One man's filler is among another man's favourites, I suppose.
Re: Most annoying comic strip
I have to agree Raven, IPC were at their best when doing spooky humour and Reg Parlett was always in a league of his own.
Re: Most annoying comic strip
That concentration of Evil Eye, Fun Fear, Sweeney Toddler, 'Orrible Hole, Creepy Car, Scream Inn and Ghoul Getters Ltd. when Whoopee and Shiver & Shake joined - one can but swoon. (Though Ian, by Aqua Boy do you mean Terry Bave's Aqua Lad from very early Whizzer and Chips? Another of my favourites! But then, I love freaky sea creatures in comics - and I didn't think this one lasted long enough to get too repetitious. I liked Ad Lad too, one of the modern feeling strips Whoopee launched - though its conceit that commercials were broadcast live on TV so a kid could burst in and interrupt them on air was a bit annoying; who believed that?)Ian wrote:I have to agree Raven, IPC were at their best when doing spooky humour and Reg Parlett was always in a league of his own.

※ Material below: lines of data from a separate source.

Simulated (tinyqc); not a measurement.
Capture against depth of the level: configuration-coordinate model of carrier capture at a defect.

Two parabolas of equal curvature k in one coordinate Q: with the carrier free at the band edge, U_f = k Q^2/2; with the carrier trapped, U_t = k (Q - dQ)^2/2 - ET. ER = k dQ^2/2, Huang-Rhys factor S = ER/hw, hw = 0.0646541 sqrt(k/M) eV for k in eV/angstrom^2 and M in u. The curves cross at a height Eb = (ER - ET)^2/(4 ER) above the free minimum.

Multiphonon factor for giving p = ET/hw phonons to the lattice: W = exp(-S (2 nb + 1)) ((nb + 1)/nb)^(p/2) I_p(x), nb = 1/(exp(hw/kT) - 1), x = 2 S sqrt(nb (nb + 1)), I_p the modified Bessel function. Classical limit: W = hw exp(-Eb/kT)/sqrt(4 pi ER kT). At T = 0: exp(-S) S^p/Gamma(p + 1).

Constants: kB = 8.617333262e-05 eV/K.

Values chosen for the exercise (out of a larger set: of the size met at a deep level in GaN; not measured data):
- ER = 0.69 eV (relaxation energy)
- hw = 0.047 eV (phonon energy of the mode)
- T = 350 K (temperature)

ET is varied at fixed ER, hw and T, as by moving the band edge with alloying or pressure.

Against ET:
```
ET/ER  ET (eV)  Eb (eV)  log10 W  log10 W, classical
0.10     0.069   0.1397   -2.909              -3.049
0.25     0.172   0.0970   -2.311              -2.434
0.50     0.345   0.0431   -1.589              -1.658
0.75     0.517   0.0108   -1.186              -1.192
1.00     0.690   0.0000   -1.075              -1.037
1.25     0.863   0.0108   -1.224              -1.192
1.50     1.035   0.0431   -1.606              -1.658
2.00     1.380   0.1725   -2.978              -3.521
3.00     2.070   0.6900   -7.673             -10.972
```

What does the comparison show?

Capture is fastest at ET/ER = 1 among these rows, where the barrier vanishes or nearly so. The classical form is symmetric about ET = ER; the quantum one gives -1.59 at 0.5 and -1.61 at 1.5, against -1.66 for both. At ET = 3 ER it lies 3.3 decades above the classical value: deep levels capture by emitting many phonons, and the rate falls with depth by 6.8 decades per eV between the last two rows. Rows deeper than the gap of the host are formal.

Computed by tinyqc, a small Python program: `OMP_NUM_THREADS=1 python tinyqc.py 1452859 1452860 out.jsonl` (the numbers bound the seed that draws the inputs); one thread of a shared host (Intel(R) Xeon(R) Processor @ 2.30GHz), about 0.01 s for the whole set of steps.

There were a few IPC strips with a very limited concept I wasn't so keen on - Lazy Bones in Whizzer and Chips seemed to go on forever with variations of the same material.
I think I found it more annoying though when a favourite strip's artist would be suddenly replaced with a much less impressive one - either as one-offs in specials or annuals or filler in the weeklies and it just wasn't the same, or, much worse, regularly in the weeklies.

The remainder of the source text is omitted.